By Karen Billing
Staff WriterLa Jolla Country Day’s boys cross country team has unfinished business.
Last year, for the fifth year in a row, the team won the CIF, conference and league championships in Division IV, earning them a trip to the California CIF Cross Country State Championships. But it was a frustrating meet — top runner Noah Wolfenzon went down with an injury and they finished 15th. There’s a nagging feeling among them that they didn’t get as far as they could have and a growing confidence that this could be the year they take home a significant trophy.
“We want to make a name for ourselves at the state level. This team is by far the most prepared to do that,” said senior Jake Mack.
“They’re ready,” said Coach Scott Sanders, LJCD’s cross country coach for the last 13 years. Sanders has overseen 10 championship seasons. “I would love just to see everyone run their best race (at states). And hopefully that means there’s a podium in our future.”
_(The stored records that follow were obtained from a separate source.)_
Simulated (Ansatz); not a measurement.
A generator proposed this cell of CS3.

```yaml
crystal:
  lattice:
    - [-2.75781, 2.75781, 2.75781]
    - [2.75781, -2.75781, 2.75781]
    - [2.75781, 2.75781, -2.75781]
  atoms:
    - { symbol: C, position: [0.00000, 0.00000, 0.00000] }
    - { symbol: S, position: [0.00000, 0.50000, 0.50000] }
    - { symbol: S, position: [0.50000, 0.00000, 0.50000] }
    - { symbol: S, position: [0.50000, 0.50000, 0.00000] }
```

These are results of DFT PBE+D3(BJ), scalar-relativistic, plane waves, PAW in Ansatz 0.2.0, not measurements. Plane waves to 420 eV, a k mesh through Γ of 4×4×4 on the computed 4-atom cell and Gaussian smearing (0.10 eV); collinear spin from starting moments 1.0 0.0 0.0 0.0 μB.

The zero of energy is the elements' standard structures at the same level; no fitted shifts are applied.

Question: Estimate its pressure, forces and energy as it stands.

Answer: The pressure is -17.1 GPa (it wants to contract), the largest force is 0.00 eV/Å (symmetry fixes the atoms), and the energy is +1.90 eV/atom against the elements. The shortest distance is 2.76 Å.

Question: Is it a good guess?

The swift squad is ranked fifth in the state, with six guys returning from last year’s run at state championships. This year they aim to improve their state standing and get five guys in the top 10.
La Jolla Country Day’s top seven includes seniors Jake and Noah, junior Jeff Clancy, sophomore David Castillejos; junior Ariel Smotrich; Darin Wong; and J.J. Juarez-Uribe.
That number five ranking is a factor of a few things — Darin says it’s perseverance, Ariel says it’s their work ethic and that they “run hard day in and day out.” But it also may be the brotherhood created by running in a pack together for two hours most days.
They have their fun sides (believing their post-race horchata has super-human powers and growing rat tails or attempting to grow mustaches for race days), but they also push each other.
Jake said there have also been two constants in Country Day’s winning ways: the solid values instilled in them by the school itself and their coach.
“Clearly he’s doing something right — in 13 years he’s won more than any other coach,” Jake said. “He brings out the best in us.”
“The cross country team has one of the highest GPAs — if not the highest — in all team sports in the school,” said Noah. “Running is a sport driven by self-motivation, which is just like school. You’re the only one making you run, the same with working hard in class. We’re all willing to put in the work.”
A testament to the group’s drive is how their goal times keep shifting down in a good way. In the past years, Sanders would be happy if a runner could break 18 minutes in their 3-mile race. Last year, several runners broke 17 minutes and now expectations are for sub 16-minute races.
“This is such a terrific, easy group to work with,” Sanders said. “They work hard, get along so well and listen to instruction. They respect their team captains (Jake and Noah) who know what to do and how to get things done in the most effective way.”
On their own, the team organized summer workouts to prep for the upcoming season. Since July 4, they’ve been running optional training sessions that each runner has accepted as mandatory to reach their high goals.
“I know the work they’ve done this summer has gotten them ready for this season,” said Sanders. “It’s clear that Darin (the youngest of the top seven) has been working this summer to make varsity. He’s gunning for that spot.”
The boys’ favorite spot to run was the Los Penasquitos Canyon, washed down with burritos at Nico’s Taco Shop in Piazza Carmel. They’d also hit Mission Bay Park, logging heavy mileage and staying off concrete to save their knees and ankles. Jake estimates they ran up to 50 miles most weeks over the summer.
Cross country is a long season, from summer through late November if all goes well — long months of tired, thirsty and hungry miles. The boys will tackle their first race this Saturday, Sept. 10, at the Bronco Round-Up at Rancho Bernardo High.
The team’s favorite course is Mt. Sac, which they will race in October.
“I love the down hills,” gushed David.
“You fly,” remarked Ariel.
Of course, downhills couldn’t happen without uphills, which also makes Mt. Sac the most challenging course they run during the season. Jake said in addition to the steep uphills, it’s also “hot, dusty, dry and crowded.”
Despite its toughness, it remains their favorite meet because it features the best competition and if it hasn’t been made clear, these guys like to compete.
This early in September, the team has not yet come to terms with what it will be like without captains Jake and Noah next year.
“Both Jake and Noah have been role models for the rest us,” Jeff said,
As for Jake, he’s confident that the cross country team’s tradition of winning will continue.
“I think these guys are ready to win at least another five CIF championships,” Jake said, prompting his friends to laugh at his fuzzy math.
“I don’t want to be here that long,” quipped junior Ariel.